Beset with plummeting prices of crude oil and a huge drop in revenue from the federation account, states are facing collapse over their inability to meet obligations, Katsina State Governor Aminu Masari has said.
In an interview with a Nigerian newspaper at the weekend, Masari painted a picture of the perilous state of the finances of state governments.
“I think if there is any word that is more than serious, it is more than that. I am telling you as at today, some states after federation accounts (allocation) are going home with less than N60 million”, he told THISDAY, adding, “Some are in the negative, majority cannot pay salaries from the federation account allocation.”
While noting that some states were already mulling the option of reducing their workforce, Masari said, “every state governor is looking for where to block leakages so that at least at the end of the month they will be able to pay salaries.”
He however said that what states needed at this time was far beyond what bailout, which he described as “ad-hoc measure,” could address.
“The reality is that the problem is deeper than this ad-hoc measure of bailout. We have to have a budget support programme – that this is the budget of a state and this is what the state can get, then the central bank with the Federal Government and whatever agency will have to have a way of supporting that project.
“Because we cannot allow the country to collapse. We have to sit down and see how we can have these budget support funds. It is too costly to allow this system to collapse. The consequences are more than any measure that one will take now in order to restore sanity.”
Giving further explanation on what he meant by budget support programme, Masari said it involves starting a conversation between the states and Federal Governments and its relevant agencies.
Such conversation, he said, would go thus: “This is the budget of the state and this is the amount accruable to the state; the difference, how do we finance it? Do we finance it by ways and means? Or do we finance it by borrowing from outside? Or do we support it by inviting World Bank? How do we support it?
“Do we raise bonds, which have maturity period of 20, 30, 50 years in order to aid the budget support programme and have a much more realistic budget approach, planning approach to predict that in the next two, three years this is the likely economic scenario. If we can build about two or three more scenarios, whichever one comes, this is the approach.”
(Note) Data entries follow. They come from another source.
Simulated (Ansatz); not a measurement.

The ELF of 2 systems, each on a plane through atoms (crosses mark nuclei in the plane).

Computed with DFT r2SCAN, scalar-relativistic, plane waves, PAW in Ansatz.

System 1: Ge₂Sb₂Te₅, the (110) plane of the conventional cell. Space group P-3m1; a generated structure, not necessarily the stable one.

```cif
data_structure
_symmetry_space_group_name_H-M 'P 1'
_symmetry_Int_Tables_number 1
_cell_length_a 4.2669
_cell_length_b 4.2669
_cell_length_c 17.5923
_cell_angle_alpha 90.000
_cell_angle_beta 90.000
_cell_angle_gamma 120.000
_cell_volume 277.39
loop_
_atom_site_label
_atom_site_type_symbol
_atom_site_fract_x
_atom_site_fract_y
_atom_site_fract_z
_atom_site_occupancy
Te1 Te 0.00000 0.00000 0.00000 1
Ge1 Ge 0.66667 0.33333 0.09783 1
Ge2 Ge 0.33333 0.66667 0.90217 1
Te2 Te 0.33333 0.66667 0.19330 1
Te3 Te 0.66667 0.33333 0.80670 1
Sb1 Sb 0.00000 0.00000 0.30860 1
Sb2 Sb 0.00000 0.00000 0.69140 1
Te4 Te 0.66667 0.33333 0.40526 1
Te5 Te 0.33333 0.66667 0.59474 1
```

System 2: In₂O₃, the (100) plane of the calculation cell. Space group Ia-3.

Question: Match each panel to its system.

Buttressing his point, he said the best option was the budget support approach built around a permanent solution and not an ad-hoc solution.
The governor however warned that, “the way we are going, even the Federal Government will start asking for bailout.”
He said the reality on ground shows that unless something happens in the global oil market and the price of oil and other commodities rise, the issue of revenue accruable to states, including the Federal Government will be going down to a level that no any tier of government can manage.
In order to avert social crisis and rally people to support governments at this difficult time, Masari said leaders must have the courage to look at the people and tell them the truth.
“We must invite them and be truthful to them by telling them what the situation is. It is now time of what can you do for Nigeria because Nigeria has nothing to do for you now. It has done (a lot for Nigerians) before, because when people were getting everything free they thought it will be free forever. Now it is payback time,” he added.
The governor who served as speaker of the House of Representatives between 2003 and 2007, put the blame of the parlous state of the economy on the failure of leaders to plan.
Describing Nigeria as a “planless nation,” he said “that is why we find ourselves in the position we are.”
“We had the money, we had the opportunities, but there was no foresight to see what was coming. We were busy expanding consumption, we were not creating sources of revenue, we were not investing,” he added.
Masari’s remarks confirmed THISDAY report of last Sunday that states had been hit by another cash crunch and were seeking another bailout, six months after the Federal Government bailed out 19 of the 27 states that were enmeshed in financial crisis.
In that report, THISDAY had revealed that most of the states that benefitted from the N400 billion intervention fund, in form of loans, offered by the Federal Government through the Central Bank of Nigeria (CBN), were now approaching the presidency and the CBN for another bailout.
The Federal Government, in accordance to the decision of National Economic Council (NEC) in July last year offered of 19 out of the 27 states affected by cash crunch a relief package to pay backlog of their workers’ salaries.
The states included Ekiti, Nassarawa, Kwara, Kebbi, Zamfara, Osun, Niger, Bauchi, Gombe, Abia, Adamawa, Ondo. Others that enjoyed the facility were Imo, Ebonyi, Ogun, Plateau, , Sokoto, Edo and Oyo
Following the approval of the intervention fund, the CBN spokesman, Ibrahim Mu’azu, had clarified that the facility was made available with 20-year tenure except Ogun which had its own on a 10-year tenure.
Essentially, President Buhari endorsed a three-pronged relief for the distressed states. One of it was the intervention from the CBN in form of soft loans to the states for the purposes of paying backlog of salaries and the second one being the NLNG proceeds
The third part of the bailout is a debt relief programme to be proposed by the Debt Management Office (DMO) which will help states restructure their commercial loans currently put at over N660 billion and extend the life span of such loans while reducing their debt-servicing expenditures.”
Already, workers have down tools in some states over unpaid salaries while several other states are currently contending with brewing labour crisis as the states are consistently unable to meet their obligations to their workforce. Projects initiated by states prior to the dip in revenue allocation have stagnated while governors are unable to fulfil their campaign promises.